Reputation: 1
public class Main
{
public static void main(String[] args)
{
System.out.println(digitofPi(0));
}
public static int digitofPi(int digit)
{
String x = String.valueOf(Math.PI);
char result = x.charAt(digit);
return result;
}
}
I'm trying to print out nth position of pi by converting pi to string, however it keeps printing out 51.
Upvotes: 0
Views: 190
Reputation: 409
You're converting the character to int, which means you're getting it's ASCII code. (Actually Unicode codepoint, but for your case it's the same.)

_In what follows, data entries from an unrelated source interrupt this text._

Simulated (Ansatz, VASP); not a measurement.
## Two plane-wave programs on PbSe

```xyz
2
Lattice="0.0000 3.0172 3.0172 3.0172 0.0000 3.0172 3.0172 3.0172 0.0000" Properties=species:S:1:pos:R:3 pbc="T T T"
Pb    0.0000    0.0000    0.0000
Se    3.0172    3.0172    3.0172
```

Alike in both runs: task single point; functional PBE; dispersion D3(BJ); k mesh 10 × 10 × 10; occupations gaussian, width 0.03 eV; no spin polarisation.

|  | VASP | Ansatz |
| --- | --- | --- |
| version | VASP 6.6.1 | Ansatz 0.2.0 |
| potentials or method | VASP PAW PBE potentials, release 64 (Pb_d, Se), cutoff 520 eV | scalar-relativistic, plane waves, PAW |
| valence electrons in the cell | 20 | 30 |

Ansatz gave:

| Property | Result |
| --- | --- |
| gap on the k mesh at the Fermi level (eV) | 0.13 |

If you look at it, you'll see that the code of "0" is 48 and the code of "3" is 53. So you'd have to subtract 48 from it.
Upvotes: 0
Reputation: 75
This one will return 51
public static int digitofPi(int digit) {
String x = String.valueOf(Math.PI);
return x.charAt(digit);
}
Upvotes: -2
Reputation: 11153
Let's take your code step by step and let's consider that Pi = 3.1415
Math.PI = 3.1415
So, when you're
String x = String.valueOf(Math.PI);
Then
x = "3.1415"
And when you do this:
char result = x.charAt(digit);
Then result
becomes '3'
And if you return an int
from a char
, it's going to take its ASCII value, so:
'3' = 51
So you can either return char
or String
on your method
return result
Upvotes: 3
Reputation: 89294
You want to return a char
, not an int
, unless you want to display the ASCII character code of the digit.
public static char digitofPi(int digit) {
String x = String.valueOf(Math.PI);
char result = x.charAt(digit);
return result;
}
Note that you should remove the decimal point from the String
if you do not want it to be treated as the second digit.